Donald Trump's new picks to lead the military are a disaster waiting to happen, warned conservative columnist Max Boot for The Washington Post — and a clear sign he intends to make his Cabinet bend the knee to his political whims rather than make decisions for the security of the country.

Boot's warning came as experts sound the alarm about Trump's plan to create a "warrior board" that could oust generals on a whim, upending seniority and politicizing the chain of command.

It's a stark difference from his first term, Boot wrote, when Trump gave generals like Jim Mattis, H.R. McMaster, and John Kelly prominent roles in his administration — and quickly grew enraged when he realized they weren't going to unquestioningly obey his every whim.

"Trump seemed to expect that these military men in his administration would be as loyal to him personally as he imagined German generals were to Adolf Hitler. ... Trump was affronted when these members of his administration disagreed with him on, among other matters, holding a gaudy military parade on Pennsylvania Avenue, abandoning Kurdish allies in Syria and shooting protesters during the 2020 George Floyd protests."
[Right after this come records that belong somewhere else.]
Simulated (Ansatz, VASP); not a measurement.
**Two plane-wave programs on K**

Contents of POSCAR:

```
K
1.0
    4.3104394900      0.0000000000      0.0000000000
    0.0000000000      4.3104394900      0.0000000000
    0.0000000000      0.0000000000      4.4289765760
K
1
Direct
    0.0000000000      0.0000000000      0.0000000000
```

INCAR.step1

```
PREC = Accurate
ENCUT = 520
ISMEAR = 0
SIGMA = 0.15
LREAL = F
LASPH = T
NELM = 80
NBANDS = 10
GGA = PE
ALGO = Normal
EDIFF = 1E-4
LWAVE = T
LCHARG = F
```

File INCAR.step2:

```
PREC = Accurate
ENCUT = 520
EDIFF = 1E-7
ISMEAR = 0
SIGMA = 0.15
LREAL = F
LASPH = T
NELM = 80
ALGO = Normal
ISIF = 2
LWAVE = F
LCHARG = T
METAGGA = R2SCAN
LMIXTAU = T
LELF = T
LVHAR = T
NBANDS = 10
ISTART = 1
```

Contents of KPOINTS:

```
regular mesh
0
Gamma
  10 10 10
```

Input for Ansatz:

This time around, he is picking different people to lead, like Fox News personality and accused sex pest Pete Hegseth — who rallied right-wing media to support service members convicted of war crimes and who has railed against diversity programs and women serving in combat.

"Giving MAGA ideologues a license to remove senior military officers would set an awful precedent that would endanger the military’s identity as an apolitical, professional fighting force that owes its loyalty not to any individual but to the Constitution," Boot wrote.

"It is, in fact, not hard to imagine Hegseth firing the entire Joint Chiefs of Staff, thereby precipitating the biggest crisis in civil-military relations in U.S. history. Trump seem[s] intent on harnessing the military for his own purposes, such as rounding up millions of undocumented immigrants for deportation or repressing potential protests."

Most of Trump's voters weren't voting for the military to be gutted, Boot concluded — "But that is what they are likely to get unless Senate Republicans can muster the courage to protect the armed forces from this looming danger."